Move forward with professionalising teaching - Minister Manickchand urges at CPCE education seminar
The need for professional teaching standard was emphasised today as Minister of Education Priya Manickchand delivered remarks at an education seminar conducted in the Cyril Potter College of Education’s Convention Centre, Turkeyen.
The seminar is the first in a series that will be conducted at the institution, to discuss professionalising the occupation, with a view to going forward, in this regard.
Minister Manickchand noted that in other professions there is always a closely knit body, always seeking to develop, to improve the profession and that, that body is regulated by rules and procedures.
This is not the case, however, for the teaching profession, even though the profession has perhaps the largest number of members, Minister Manickchand pointed out.
“We cannot have an association, a profession, something we have pride in, without having rules, standards, procedures, because if we do, every time we break what should have been a rule or breach a standard or we fail to meet that standard, every time, one person does that, all of us are dragged down by it,” the Minister said.

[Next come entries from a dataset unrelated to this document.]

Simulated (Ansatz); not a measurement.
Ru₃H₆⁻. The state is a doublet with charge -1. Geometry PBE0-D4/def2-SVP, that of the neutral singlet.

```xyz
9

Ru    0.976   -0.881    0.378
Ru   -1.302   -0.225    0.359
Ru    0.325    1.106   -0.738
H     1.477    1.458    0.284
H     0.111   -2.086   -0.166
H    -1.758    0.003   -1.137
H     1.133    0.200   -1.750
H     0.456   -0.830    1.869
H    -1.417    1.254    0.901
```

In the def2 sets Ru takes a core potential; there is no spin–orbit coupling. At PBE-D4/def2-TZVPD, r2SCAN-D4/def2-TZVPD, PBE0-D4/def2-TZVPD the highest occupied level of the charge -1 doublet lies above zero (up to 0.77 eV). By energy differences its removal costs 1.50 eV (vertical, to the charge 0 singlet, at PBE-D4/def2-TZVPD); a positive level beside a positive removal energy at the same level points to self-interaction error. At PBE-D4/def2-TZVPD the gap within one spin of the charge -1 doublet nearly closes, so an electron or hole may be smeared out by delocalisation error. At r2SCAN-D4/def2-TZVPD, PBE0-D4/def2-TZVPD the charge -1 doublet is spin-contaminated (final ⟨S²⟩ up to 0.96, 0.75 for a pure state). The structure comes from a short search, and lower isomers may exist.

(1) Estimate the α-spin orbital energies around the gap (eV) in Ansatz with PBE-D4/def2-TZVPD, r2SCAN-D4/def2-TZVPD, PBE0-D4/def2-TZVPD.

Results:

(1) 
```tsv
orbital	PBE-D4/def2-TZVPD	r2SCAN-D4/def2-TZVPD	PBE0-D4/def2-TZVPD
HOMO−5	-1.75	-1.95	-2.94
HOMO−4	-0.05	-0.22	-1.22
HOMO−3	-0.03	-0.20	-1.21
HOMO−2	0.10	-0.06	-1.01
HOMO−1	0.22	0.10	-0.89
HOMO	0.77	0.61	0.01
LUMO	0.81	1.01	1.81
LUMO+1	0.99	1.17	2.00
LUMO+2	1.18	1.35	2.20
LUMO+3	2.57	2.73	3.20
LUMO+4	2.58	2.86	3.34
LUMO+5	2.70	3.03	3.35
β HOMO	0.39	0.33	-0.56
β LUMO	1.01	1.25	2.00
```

“…this move to make standards and rules that guide us should not be seen as something limiting, in fact, this should be, for me, if I were you, I would see this as the most freeing, liberating thing we can do because then we will all have standards to which we should aim, we all have rules by which we could work, we all have guidelines about what we must be,” she said.
She noted that there are teachers who have no respect for authority and those who do not teach, and these are the ones who need the guidance and standards.
The Minister called on all concerned to get involved and move the process. “If we resist this, if we delay it, then we are really robbing the people on whose behalf we are claiming to delay this, because we will not be demanding of them their very best,” she noted.
To give effect to this clichÉ that teachers are the backbone of the system and that teachers would determine what Guyana looks like now and 10 years from now, she said, “we must get on with the business of standardising and professionalising and making rules for this profession as a whole,” she said.
Any delay will be detrimental and further stagnate the education sector, the Minister said, “and so in doing this, the union must get buy-in from its members, and all stakeholders must agree on going forward…in getting the buy-in, we must not delay the end result too much more.”
Presenters at the seminar included Head of the Programme Management, Human Resource Development, CARICOM, Dr. Morella Joseph who spoke about the ‘Conceptual framework of professional standards in the education system’.
Head of Graduate Studies, University of Guyana, Dr. Leyland Thompson addressed the “Academic justification for professional standards’ and President, Guyana Teachers’ Union Colin Bynoe, ‘The relevance of professional standards to Guyana’s education system.’